It was with an obvious sense of pride that Michael McDowell reveled in his pole-winning run on Saturday at World Wide Technology Raceway at Gateway.

McDowell claimed his third Busch Light Pole Award of the season—and of his career—but this one came at a quirky flat track, not a superspeedway, where the driver of the No. 34 Front Row Motorsports Ford, a former DAYTONA 500 winner, is expected to excel.

McDowell toured the 1.25-mile irregularly-shaped track in 32.468 seconds (138.598 mph) in the final round of time trials to claim the top starting position for Sunday’s Enjoy Illinois 300 NASCAR Cup Series race (3:30 p.m. ET on FS1, MRN and SiriusXM NASCAR Radio).

In the opening round, McDowell topped all qualifiers at a track-record pace of 139.241 mph (32.318 seconds)

Fellow Ford driver Austin Cindric will start beside McDowell on the front row after a final-round lap at 138.134 mph (32.577 seconds). Cindric’s Team Penske teammate, Ryan Blaney, qualified third at 137.982 mph
Interestingly, McDowell and Cindric were the only two drivers in the final round to downshift to third gear in Turns 3 and 4 on their qualifying laps.

“In particular at Talladega and Atlanta (where McDowell won his first two poles this year), the driver’s not a big part of whether you’re going to qualify well,” McDowell said. “You still have to execute. You still have to get through the gears. I don’t want to take anything away from that standpoint, but it really is a matter of how fast a race car your team brought you.

“Even today, we’re on the pole because I have a really fast race car. I had more pressure to execute my part on a flat track like this, where you’re upshifting twice, downshifting twice… heavy brake zones—all those things. So it’s more rewarding from that point to go out there and execute and do it.”
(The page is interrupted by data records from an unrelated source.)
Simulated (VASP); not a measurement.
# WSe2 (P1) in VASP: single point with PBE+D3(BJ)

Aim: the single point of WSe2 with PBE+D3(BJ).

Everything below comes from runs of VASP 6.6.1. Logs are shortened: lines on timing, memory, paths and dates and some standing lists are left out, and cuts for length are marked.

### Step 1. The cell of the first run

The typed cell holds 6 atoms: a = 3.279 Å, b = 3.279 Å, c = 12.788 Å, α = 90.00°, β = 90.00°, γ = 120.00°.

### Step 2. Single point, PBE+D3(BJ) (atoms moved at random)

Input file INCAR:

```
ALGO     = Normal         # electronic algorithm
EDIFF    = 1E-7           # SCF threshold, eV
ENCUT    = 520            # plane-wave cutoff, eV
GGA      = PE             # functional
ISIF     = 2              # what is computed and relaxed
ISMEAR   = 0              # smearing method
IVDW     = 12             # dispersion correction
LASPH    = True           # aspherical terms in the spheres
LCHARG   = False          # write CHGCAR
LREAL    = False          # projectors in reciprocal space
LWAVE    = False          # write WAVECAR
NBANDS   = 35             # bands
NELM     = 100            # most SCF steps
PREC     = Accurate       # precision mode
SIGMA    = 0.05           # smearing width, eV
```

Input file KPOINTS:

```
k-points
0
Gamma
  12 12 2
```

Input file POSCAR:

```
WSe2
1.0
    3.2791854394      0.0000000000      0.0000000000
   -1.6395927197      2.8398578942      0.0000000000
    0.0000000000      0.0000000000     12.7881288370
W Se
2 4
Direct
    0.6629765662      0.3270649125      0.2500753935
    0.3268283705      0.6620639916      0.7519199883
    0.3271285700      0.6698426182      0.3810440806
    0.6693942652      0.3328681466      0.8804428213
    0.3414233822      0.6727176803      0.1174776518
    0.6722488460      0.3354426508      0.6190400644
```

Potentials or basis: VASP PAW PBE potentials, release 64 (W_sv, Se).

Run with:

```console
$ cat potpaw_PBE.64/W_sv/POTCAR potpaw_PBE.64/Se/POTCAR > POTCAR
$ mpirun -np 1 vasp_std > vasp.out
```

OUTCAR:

Christopher Bell, last Sunday’s Coca-Cola 600 winner, was fourth fastest at 137.669 mph. Tyler Reddick qualified fifth, followed by Denny Hamlin, Brad Keselowski, Bubba Wallace, Ty Gibbs and Kyle Busch, last year’s winner at WWTR.

Busch was the only Chevrolet driver to make the final round. For the first time this season, no Hendrick Motorsports driver qualified in the final 10.